The main thing I would say is that compared to the United States, Italy does a good job of incorporating lots of different kinds of things within small envelopes.
To see what I’m talking about, look at the tiny town of Buonconvento that’s a bit off the beaten path but that I randomly visited. There’s a tiny walled medieval town west of the SR2 road and north of the hotel where obviously everything is very strictly preserved. But then you have tightly built 19th-century style walkable urbanism to the south and east of the old town. For scale, from the Coop supermarket to the Carpe Diem Risto Pub is a comfortable 15-minute walk even in a historic heat wave.
Then in the newest part of town east of SR2 and south of the train station, all kinds of stuff is going on, from single-family homes to nice garden apartments to a single tall building and tacky strip malls. And this is all a stone’s throw from actual farms.
Obviously like many Italian towns, this all starts with something we don’t have in the United States — a medieval town center built around an old fortress. And many Italian towns have roots that are even older than that, so there’s no direct carryover to American planning. But there is a spirit of “live and let live” that we could benefit from. Probably nobody would ever want to build something as dense as the central districts of Italian towns in the United States, but why do we make that illegal? Nobody goes on a walking tour of Siena and thinks, “it’s scandalous that this was ever allowed to exist!” At the same time, nobody comes home from Siena with photos of the Burger King that’s an 8-minute drive from the Piazza del Campo, but suburban-style built environments have lots of practical utility to people living their everyday lives.
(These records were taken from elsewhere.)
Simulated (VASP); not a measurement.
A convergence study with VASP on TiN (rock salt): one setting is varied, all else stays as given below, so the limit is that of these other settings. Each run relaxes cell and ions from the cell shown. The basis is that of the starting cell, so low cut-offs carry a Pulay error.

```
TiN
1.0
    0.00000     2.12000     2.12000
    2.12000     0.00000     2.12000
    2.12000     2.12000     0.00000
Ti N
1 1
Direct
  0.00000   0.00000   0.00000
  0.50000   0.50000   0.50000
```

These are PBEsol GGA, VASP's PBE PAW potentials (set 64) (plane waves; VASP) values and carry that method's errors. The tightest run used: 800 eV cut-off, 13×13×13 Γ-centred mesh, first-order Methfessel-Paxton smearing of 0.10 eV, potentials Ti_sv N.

One of Italy’s real strengths seems to be a lot less fussiness about the idea that everything needs to be in the right little box. Every Italian community I saw contains a mix of detached houses, townhouses, and apartments. Every Italian community I saw contains a blend of old and new structures. It’s maybe a consequence of the country’s architectural legacy lasting for thousands of years that while you do see massive investment in preserving old things, you don’t have hangups about the fact that the buildings across the street from the Colosseum don’t match the “neighborhood context” of the Flavian era.
We would do well to relax and just let things be.
So what’s wrong with Italy?
Because I’m a boring person, I spent a lot of vacation time reading the “what’s wrong with Italy” literature.
To my eye, the idea with the most potential as a policy reform stems from Fabrizio Colonna and Stefania Marcassa, who write that Italy has the lowest labor force participation rate for married women in the developed world. They attribute this to Italy’s tax treatment of married couples versus unmarried, which is a pretty straightforward thing to fix. They don’t talk about this in their paper, but if I understand them correctly, the same tax code feature also generates a substantial marriage penalty, which could motivate traditionalist-minded people to care even if they approve of the bias toward stay-at-home parenting. What makes this promising as a policy reform is that even though tax reforms are politically challenging, it’s definitely doable on a technical level. And even though the growth boost from increased women’s labor force participation would be a one-off, a one-off growth boost would improve Italy’s debt-to-GDP ratio.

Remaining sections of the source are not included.